I’ll never forget where I was when the Paris attack occurred. I had been selected as a delegate for the 2015 Nobel Peace Laureates World Summit in Barcelona and the theme for this year was “Advocating for Refugees”. The second night at the conference tweets and posts slowly started to reveal a more and more horrific scene of carnage and destruction from the center of Paris. The consequences and implications of such a tragedy are yet to be fully realized but my immediate reaction was for the safety of the refugees. Thoughts of border closings, xenophobia, mosque and refugee closings, and another escalating war in the Middle East kept me awake the night of November 13. Weeks after the attack, the police, possibly the some of the same ones who had helped coordinate the march months earlier, raided the Baobab Reception Center arresting dozens of undocumented refugees[2]. After that it was announced that the Reception Center would be closed at the beginning of 2016 for the construction of new shopping center[3].

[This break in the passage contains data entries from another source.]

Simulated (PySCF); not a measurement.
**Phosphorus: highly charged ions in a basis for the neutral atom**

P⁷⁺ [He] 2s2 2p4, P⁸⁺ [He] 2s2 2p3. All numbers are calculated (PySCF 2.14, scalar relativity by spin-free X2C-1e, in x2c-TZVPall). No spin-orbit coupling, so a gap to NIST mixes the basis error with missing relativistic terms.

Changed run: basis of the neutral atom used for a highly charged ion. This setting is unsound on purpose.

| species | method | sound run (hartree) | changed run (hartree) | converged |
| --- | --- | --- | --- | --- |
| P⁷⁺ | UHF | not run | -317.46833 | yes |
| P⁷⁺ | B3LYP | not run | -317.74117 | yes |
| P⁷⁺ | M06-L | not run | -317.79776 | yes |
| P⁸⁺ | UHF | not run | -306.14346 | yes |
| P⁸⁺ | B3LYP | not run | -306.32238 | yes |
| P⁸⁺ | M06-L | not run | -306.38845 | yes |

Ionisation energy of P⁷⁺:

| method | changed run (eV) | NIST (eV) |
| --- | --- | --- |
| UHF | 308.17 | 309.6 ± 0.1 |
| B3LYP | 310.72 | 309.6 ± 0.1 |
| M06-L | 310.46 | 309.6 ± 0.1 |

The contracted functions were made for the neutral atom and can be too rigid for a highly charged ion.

I began my last Friday in Rome volunteering at the Refugee Center. Saying goodbye to my students without the usual “see you next Friday” on the last day I was only with two other volunteers, a drastic decrease from the initial twenty. While seeking a world away from their war torn or poverty-stricken homelands, the refugees encountered a world that could go from hospitable and welcoming to xenophobic and hostile in the matter of mere weeks. The voyages and treks that have been undertaken to find new lives in Europe will not only be remembered in photo albums and news archives for generations, but in the evolving culture of Europe. Lives in transit will continue to seek a new home; will we welcome them?


[1] Giuffrida, Angela. “An Afghan Refugee: Safe, but in Limbo in Italy.” The Local. The Local, 08 Oct. 2015. Web. 11 Dec. 2015. <>.


[2] “Police Raid Baobab Migrant Reception Centre in Rome – English.” ANSA, 24 Nov. 2015. Web. 11 Dec. 2015. <>.


[3] Carrier, Fanny. “Popular Migrant Rest-stop Centre in Rome Forced to Close.”Yahoo! News. Yahoo!, n.d. Web. 11 Dec. 2015. <>.